Making peace with the ignorance of the masses, or something equally pretentious yet desireable.
These last few weeks, I've graded mindless student essay after mindless student essay. I wonder how many more self-righteous, ignorant, lazy 18-year-olds who drive around SUVs that daddy bought them will tell me that some of the best literature ever produced in the English language is "dumb," "stupid," or, my favorite, "gay," before I lose it completely. Fortunately, as I'm sure many of you know (if, in fact, some of the people I know really read this), I don't plan to stay in my bust-your-ass-for-nothing line of work much longer. But while I'm still here doing adjunct faculty slave-wage work for three different colleges and universities, I can really get into Sideways. That film portrays sympathetically, and perhaps even glamorizes, the pathetic and sad yet beautiful and necessary existence of those who teach English.

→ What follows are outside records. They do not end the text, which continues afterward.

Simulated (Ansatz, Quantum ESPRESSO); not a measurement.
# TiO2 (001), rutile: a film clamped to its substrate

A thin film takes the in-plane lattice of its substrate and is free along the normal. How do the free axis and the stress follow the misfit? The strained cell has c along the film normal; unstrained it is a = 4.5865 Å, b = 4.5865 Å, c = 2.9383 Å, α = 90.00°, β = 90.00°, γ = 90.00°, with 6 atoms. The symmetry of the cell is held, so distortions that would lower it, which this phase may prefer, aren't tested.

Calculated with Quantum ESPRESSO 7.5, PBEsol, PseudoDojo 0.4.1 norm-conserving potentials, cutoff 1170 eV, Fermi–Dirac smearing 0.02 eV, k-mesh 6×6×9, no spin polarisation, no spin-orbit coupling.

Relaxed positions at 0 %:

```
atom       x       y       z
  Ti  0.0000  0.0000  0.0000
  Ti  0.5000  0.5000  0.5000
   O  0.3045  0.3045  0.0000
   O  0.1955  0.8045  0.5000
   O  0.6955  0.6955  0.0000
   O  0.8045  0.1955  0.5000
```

Of course, the fact that Miles is an English teacher might escape many who watch the film. It's not a central part of the plot or even of Miles's character. But there's a gorgeous scene very near the end of the film in which we see Miles in the classroom. In it, the boys in the obviously private school all wear khaki pants and sit quietly with blank looks on their faces as one of them reads from the moving, sad scene of Phineas' funeral in John Knowles' novel A Seperate Peace. In the golden light, the camera moves in to focus on Miles as he savors Knowles' words and their clear implications concerning his own life. When the student finishes that infamous passage about how you do not cry at your own funeral and asks if he should continue, Miles says "No. No; we'll pick up there Monday." When he asks Miles if he should continue, the student refers to him as Mr. England or something like that (it's difficult to discern). With that disorienting Mr. something, Miles' alienation in that environment is rendered complete and understandable. Those kids have no idea who he is and most likely don't care.
In my own case, it seems to me that most of my students don't really think of me as a real person, and they often seem shocked when I relate to them some anecdote from my own life that happens to be relevant to what we're reading. Presumably, the shocking part to them is that I am human, a real person with real experiences sometimes similar to theirs, not some kind of anomaly who exists only in their English classroom for three hours each week. At any rate, as much as I am able to relate with and be liked by my students more so than many of my colleagues, those students, by virtue of their treatment of the classroom environment and the ways in which they speak to me (or don't), sometimes seem less than the real people I know they are, the real people who would make teaching an extraordinary thing. Thus, they create an appropriately alienating environment. The way in which the camera moves in on Miles as one of his students reads from A Seperate Peace mirrors for me exactly what I go through every Monday, Wednesday, and Friday. I can see it now--one of my students reads aloud from a Scott Silsbe poem and looks up blankly. No, I think, not wanting to ruin the beauty of the poem with the inevitable classroom bullshit, we'll pick up there on Monday. And so will we.
Of course, the fact that Miles is an English teacher might escape many who watch the film. It's not a central part of the plot or even of Miles's character. But there's a gorgeous scene very near the end of the film in which we see Miles in the classroom. In it, the boys in the obviously private school all wear khaki pants and sit quietly with blank looks on their faces as one of them reads from the moving, sad scene of Phineas' funeral in John Knowles' novel A Seperate Peace. In the golden light, the camera moves in to focus on Miles as he savors Knowles' words and their clear implications concerning his own life. When the student finishes that infamous passage about how you do not cry at your own funeral and asks if he should continue, Miles says "No. No; we'll pick up there Monday." When he asks Miles if he should continue, the student refers to him as Mr. England or something like that (it's difficult to discern). With that disorienting Mr. something, Miles' alienation in that environment is rendered complete and understandable. Those kids have no idea who he is and most likely don't care.
In my own case, it seems to me that most of my students don't really think of me as a real person, and they often seem shocked when I relate to them some anecdote from my own life that happens to be relevant to what we're reading. Presumably, the shocking part to them is that I am human, a real person with real experiences sometimes similar to theirs, not some kind of anomaly who exists only in their English classroom for three hours each week. At any rate, as much as I am able to relate with and be liked by my students more so than many of my colleagues, those students, by virtue of their treatment of the classroom environment and the ways in which they speak to me (or don't), sometimes seem less than the real people I know they are, the real people who would make teaching an extraordinary thing. Thus, they create an appropriately alienating environment. The way in which the camera moves in on Miles as one of his students reads from A Seperate Peace mirrors for me exactly what I go through every Monday, Wednesday, and Friday. I can see it now--one of my students reads aloud from a Scott Silsbe poem and looks up blankly. No, I think, not wanting to ruin the beauty of the poem with the inevitable classroom bullshit, we'll pick up there on Monday. And so will we.